What you described is a log sweep. A sine wave is merely a pure tone with no over-tones or complex harmonics, and it can be any frequency. It's the purest tone in existence, and has traditionally been the most basic building blocks of synthesizers. The 1KHz beeeeeeep tone used in broadcasting to test equipment--that is a 1KHz sine wave. If you go to this website, you'll hear sine waves of various frequencies. This is a really good site to use for testing audio equpiment:
http://www.phys.unsw.edu.au/jw/hearing.html
 
And to add to that, you want to go over here for the Bink Audio Test CD (free download):
http://binkster.net/extras.shtml
 
Those two test tone resources are all you need to make critical judgment.
 
One issue to keep in mind is that your own hearing may likely have its own idiosyncratic response, and if you are EQ'ing purely for yourself, including addressing your own hearing deficiencies, then go ahead and use listening as the primary method, but if you simply want Isone to sound neutral to anyone that might be using them, it's much better to use the spectrum analyer and simply play a pink noise, then EQ the response back to flat to address Isone's coloring. The latter method bypasses having to use your hearing at all because it is simply dealing with the audio data before it's even gone through the D/A converter--you're basically taking care of the problem at the source. A pink wave looks perfectly flat on the analyzer before Isone is inserted into the chain, and once Isone is inserted, it's clear as day exactly how Isone is coloring the sound, so it's a very simple and straightforward process to simply EQ the analyzer's reading back to being flat again.
 
There's a huge BUT though.
 
I suspect that by doing so, you're probably messing with what Jeroen carefully designed in the algorithm to sound as realistic as possible, since part of the reason HRTF and room simulation works is because in reality, your head and ears and the room will cause the frequency response to be altered. So it's really a decision you have to make for yourself--do you want the kind of realism that Jeroen programmed based on his expert knowledge of acoustics and audio, or do you want your own subjective idea of what neutral is, even if it's at the cost of messing with an expert's careful design?
 
Quote:
 Any chance of luring Jeroen back to the forum to explain, or better yet, publish a new PDF manual or noob-oriented tutorial?

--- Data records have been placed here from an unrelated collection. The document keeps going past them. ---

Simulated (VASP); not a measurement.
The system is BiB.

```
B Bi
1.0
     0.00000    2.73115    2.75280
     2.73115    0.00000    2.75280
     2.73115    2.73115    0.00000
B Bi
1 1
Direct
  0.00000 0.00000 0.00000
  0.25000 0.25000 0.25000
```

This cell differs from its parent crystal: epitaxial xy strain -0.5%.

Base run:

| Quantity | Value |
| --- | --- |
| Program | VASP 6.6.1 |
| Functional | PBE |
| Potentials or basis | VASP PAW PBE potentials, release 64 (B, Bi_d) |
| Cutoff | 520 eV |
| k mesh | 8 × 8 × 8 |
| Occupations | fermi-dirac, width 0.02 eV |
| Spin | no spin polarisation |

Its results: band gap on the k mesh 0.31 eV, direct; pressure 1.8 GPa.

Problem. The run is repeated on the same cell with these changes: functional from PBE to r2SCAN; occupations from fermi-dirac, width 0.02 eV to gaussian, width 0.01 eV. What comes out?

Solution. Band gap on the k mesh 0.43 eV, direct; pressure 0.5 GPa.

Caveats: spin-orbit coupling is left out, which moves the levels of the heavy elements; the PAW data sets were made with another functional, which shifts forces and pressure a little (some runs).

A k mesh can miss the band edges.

I have brought this up with Jeroen, so he knows the new version is much more cryptic than the previous version (isone Pro), and also missing a user's manual. But like I mentioned, his plugins are more like a hobby to him, so he's not as aggressive as typical developers when it comes to implementing user's suggestions and ideas. He originally designed those plugins for himself, and making them commercially available to the public was an afterthought. He's got a day job as an audio professional already.
 
It's very easy to contact Jeroen--just use the contact form on his site. That's how I get a hold of him. Anybody in this thead can contact him anytime they want, and could ask him to come back into this thread to answer additional quesitions. He's usually very responsive.
 
 
Jan 14, 2011 at 1:05 PM Post #283 of 963
Okay, everyone, I just did a testing session, and my suspicion was right. I went ahead and EQ'd the Isone Pro's frequency response with the HRTF and Room simulation has been engage. Although the EQ doesn't make the resulting pink noise sound exactly like the same pink noise with Isone Pro bypassed, it was close enough and certainly far more more neutral sounding than without the EQ. But here's where my suspicion was confirmed. When I A/B'd two Isone Pro chains, the one without the EQ is much more natural sounding, and the one with EQ is nasal and not as smooth.
 
So, if you want the extra realism of HRTF and Room simulation, whatever change in frequency response is SUPPOSED to happen because that IS what happens when the head and ears and room acoustic become part of the equation. It is not a "mistake" or "unwanted coloration." That is how your headphones would sound if it actually became a pair of speakers in a room.
 
My conclusion--don't EQ Isone. Leave it as is, and keep the HRTF and Room modes activated for the most natural and realistic sound.
 
Jan 18, 2011 at 6:37 PM Post #285 of 963
Well, I wrote Jeroen an e-mail like Lunatique suggested, and he was very prompt replying, just as Lunatique said he would be.  I don't know how many people have the old version of Isone Pro and how many have the new Toneboosters Isone like me, but here is what Jeroen wrote to me: 
 
----------------------------------------------------
 
 
Thanks for your email. The manual is in progress but may take a couple
of weeks to finalize.

The default settings should nevertheless work for most people, and you
may wish to reduce
the room effect by modifying the distance control.

Most people from headfi prefer a straight frequency response, so
select 'flat response'
from the loudspeaker cabinet. If you want flat HRTFs as well, set HRTF
strength to 0.
This should give very neutral settings.

I hope this helps for now...

Cheers,

Jeroen
 
-----------------------------------
 
So I am doing as he suggested, and retaining a  bit of the close-to-the-ear headphone effect I have become so used to by setting the distance at 0.5 meters, flat response and the HRTF at 0.
 
Isone Pro takes some getting used to if you've chased your tail with various hardware and software tweaks in search of the elusive "bit-perfect, flat response" ideal. It completely changes the experience of headphone listening, and initially, some of the changes seem to be negative in SQ.  But then, you get used to it, and realize that with the exception of the rare binaural recording, most records are mic-ed and mixed to be listened to on loudspeakers, which makes headphones kind of unnatural in terms of putting you in an approximation of the same "space" that the recording artist and engineer had in mind.  My only real beef is it seems to make give my Sennheiser 650s a mid-bass hump they don't have without Isone that kind of obscures the clarity of transient high-frequency reproduction of things like flutes and top-hat cymbals.   But I take Lunatique's word not to try to apply EQ after Isone; I wonder if he would recommend EQ before Isone in the DSP chain?  I don't know if Jeroen would weigh in on that question, since there are so many ways for noobs like me to mess up EQ and then wind up blaming the effect on Isone.  So right now, TB Isone is the only DSP I use in Foobar, and when I am on a Linux computer like I am now that doesn't host VST plugins easily, I really miss it.